### Aeon data file structure on Ceph

**Raw data**: `/ceph/aeon/aeon/data/raw/<acquisition_pc>/<experiment_name>/<acquisition_epoch>/<device>/<stream>`

e.g. `/ceph/aeon/aeon/data/raw/AEON3/social0.1/2023-12-01T14-30-34/Patch1/Patch1_90_2023-12-02T12-00-00.bin`

**Processed data (e.g. trained and exported SLEAP model)**: `/ceph/aeon/aeon/data/processed/<processed_pc>/<job_id>/<job_time>/<model_name>/frozen_graph.pb`

e.g. `/ceph/aeon/aeon/data/processed/test-node1/0000005/2023-11-30T01-29-00/topdown_multianimal_id/frozen_graph.pb`

### Reading Aeon data in Python

#### Terminology

**_Chunk Duration_**: The time duration over which experiment data files are written out. Currently, all Aeon experiments write out acquired data to files every hour (1-hour chunks).

**_Acquisition Epoch_**: One run of an experiment workflow. When an experiment workflow restarts, a new epoch starts.

E.g. `ceph/aeon/aeon/data/raw/AEON3/social0.1/2023-12-03T13-05-15` is an acquisition epoch in the Social0.1 experiment. Because the next epoch directory is `ceph/aeon/aeon/data/raw/AEON3/social0.1/2023-12-03T13-30-30`, we know this first epoch lasted only ~25 minutes.

**_Stream_**: Data that comes from a single source.

A single data file is associated with each stream, so often 'stream' and 'file' can be interchanged. If the stream comes from a harp device, the stream-file contains information about the register of the harp device which generated the stream, as well as the associated chunk datetime.

For a harp stream, the filename format is as follows:<br>
`<device><id>_<harp_register>_<datetime>` e.g. `Patch1_90_2023-12-02T12-00-00.bin`<br>
By convention, harp streams which are acquired in software start with register number '200'; e.g. the largest-blob-centroid-tracking stream filename is: `CameraTop_200*.bin`

Each stream can contain single or multi-dimensional data (e.g. a patch wheel magnetic encoder stream contains information about both the magnetic field strength and angle: however, each dimension is associated with a unique bitmask, and thus can be isolated by applying this bitmask to the stream).

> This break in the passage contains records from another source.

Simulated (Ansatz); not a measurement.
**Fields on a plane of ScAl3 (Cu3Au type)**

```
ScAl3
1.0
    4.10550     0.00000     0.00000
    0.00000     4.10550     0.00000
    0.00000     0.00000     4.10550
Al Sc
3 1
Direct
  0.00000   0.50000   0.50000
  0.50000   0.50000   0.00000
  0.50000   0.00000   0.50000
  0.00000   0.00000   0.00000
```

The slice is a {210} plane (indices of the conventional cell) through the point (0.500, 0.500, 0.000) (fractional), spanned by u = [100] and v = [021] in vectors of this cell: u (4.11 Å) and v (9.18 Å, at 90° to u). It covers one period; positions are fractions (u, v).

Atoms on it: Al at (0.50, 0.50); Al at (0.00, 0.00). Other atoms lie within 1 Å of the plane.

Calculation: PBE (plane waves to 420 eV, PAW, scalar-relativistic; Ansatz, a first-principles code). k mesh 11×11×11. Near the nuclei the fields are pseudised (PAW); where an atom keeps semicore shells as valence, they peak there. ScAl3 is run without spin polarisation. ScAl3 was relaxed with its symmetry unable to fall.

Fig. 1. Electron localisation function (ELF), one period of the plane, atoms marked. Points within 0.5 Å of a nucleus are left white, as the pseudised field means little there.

**_Reader_**: A Python class whose instantiated objects each read one particular stream. Simple working principle: each `Reader` has a `read` method which takes in a single stream-file and reads the data in that file into a pandas `DataFrame` (see `aeon/io/reader.py` and `aeon/schema/*.py`).

e.g. `Encoder` readers read values from `Patch<patch_id>_<encoder_register>_<datetime>` files (these contain a patch wheel's magnetic encoder readings, to determine how much the wheel has been spun).

Whenever a new device is implemented in an Aeon experiment, a new `Reader` should be created for the acquired data, such that the data can be read and returned in the form of a pandas `DataFrame`.

**_Device_**: A collection of streams grouped together for convenience, often for related streams.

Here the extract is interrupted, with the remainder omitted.